Tuesday, September 18, 2012

I want to do better but don't have time to learn how.

This video featuring Sir Ken Robinson is one of several from the 2012 International Society for Technology in Education (ISTE) conference that you can find on YouTube. Below the video I've highlighted some quotes from the video and provided some comments.

In the first section of the video Robinson pointed out two challenges that I think are relevant to everything I've been writing about on this blog.

1) "Practitioners don't have time for theory" - To me he's saying 'The people in the classroom, or leading tutor/mentor programs, don't have time to view all of the videos, read all the blogs, or read all the research this is being produced.' This is a critical issue. Learning should be focusing on adults who need more about social problems and solutions, not just kids going from first grade through traditional education systems.

2) "Policy makers don't know much about theory or practice"...This is even more important. The people who are making policy decisions at the government level, or who make funding decisions at the corporate or foundation level are focused on short term issues and are often too busy to spend time learning from all of the information available to them. How do we engage them in learning from all of the information that is being shared?

I wrote an article a few weeks ago showing how it's hard to get non profit leaders to collaborate on fixing some of the problems they face because they are too busy fighting for day-to-day survival and success in their work. I hope that my articles stimulate thinking among others so we can innovate ways to engage more people in learning from each other and from on-line information.

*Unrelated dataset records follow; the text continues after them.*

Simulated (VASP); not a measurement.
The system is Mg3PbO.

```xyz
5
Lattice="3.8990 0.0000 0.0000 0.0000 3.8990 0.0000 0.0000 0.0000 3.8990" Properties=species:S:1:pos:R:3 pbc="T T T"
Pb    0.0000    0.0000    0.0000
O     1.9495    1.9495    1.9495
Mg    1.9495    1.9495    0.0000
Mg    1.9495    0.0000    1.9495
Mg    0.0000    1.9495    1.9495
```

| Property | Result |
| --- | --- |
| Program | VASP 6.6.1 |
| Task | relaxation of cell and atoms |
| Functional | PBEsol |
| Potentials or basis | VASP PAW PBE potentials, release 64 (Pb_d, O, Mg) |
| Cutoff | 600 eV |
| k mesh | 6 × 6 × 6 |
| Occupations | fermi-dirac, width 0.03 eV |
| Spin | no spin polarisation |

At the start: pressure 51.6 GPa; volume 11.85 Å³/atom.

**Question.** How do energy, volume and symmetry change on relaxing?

Robinson also said in this video "No Social Change is Linear. It is unpredictable and dynamic." This article about Evaluating Social Innovation is one of many I've posted in the Tutor/Mentor Connection library that shows challenges non profits face. I feel that if we can engage volunteers, donors, policy makers, practice leaders, etc. in on-going on-line learning and relationship building we can create shared understanding of the goals of innovative projects before we begin to frame strategies to achieve them. My leadership of tutor/mentor programs intended to engage volunteers as leaders so they would give more of their own time, talent and dollars to help do the day-to-day work because they had a personal understanding of where we were headed and how well we were doing in getting there.

Robinson recommended that we "Engage in the flow of knowledge" and stated "We learn from collaboration". I've focused on site-based volunteer-rich non-school programs because they connect adults from beyond poverty -- and from the workplace -- with youth and families living in high poverty neighborhoods in an on-going learning process. Robinson talked about the "economic purpose of education". If business leaders see a strategic value in supporting employee involvement and use of company resources to make constantly improving tutor/mentor programs available in more places, we would begin to see programs in more places with talented staff who keep volunteers and youth involved for multiple years, and support learning by both youth and volunteers. Such programs could support a constant increase in the resources available and the number of people involved.

This animation by one of my interns illustrates how supporting the volunteer's growth can make a difference.

I've written a number of articles focused on learning. I think that we won't solve our K-12 education problems until we build an adult-learning support system where adults become personally engaged in service projects and through that are engaged in learning more about why the service is needed and ways they and other adults need to be more consistent in providing the resources to support the places where adults and kids connect.

Those places can be schools operating from 8am to 3:30pm, or non school programs operating right after school or in the evening or weekend hours.

Robinson said "There is everything you can do." I agree. We all have a role to play in creating social change and making mentor-rich programs available in high poverty neighborhoods of Chicago and other cities.

I hope you have found time to read this far and hope you'll share this with others.

1 comment:

Tutor Mentor Connections said...

I'm part of a Deeper Learning MOOC that started in Jan 2014 and one article started out with "I am swamped and I am reading how others are swamped."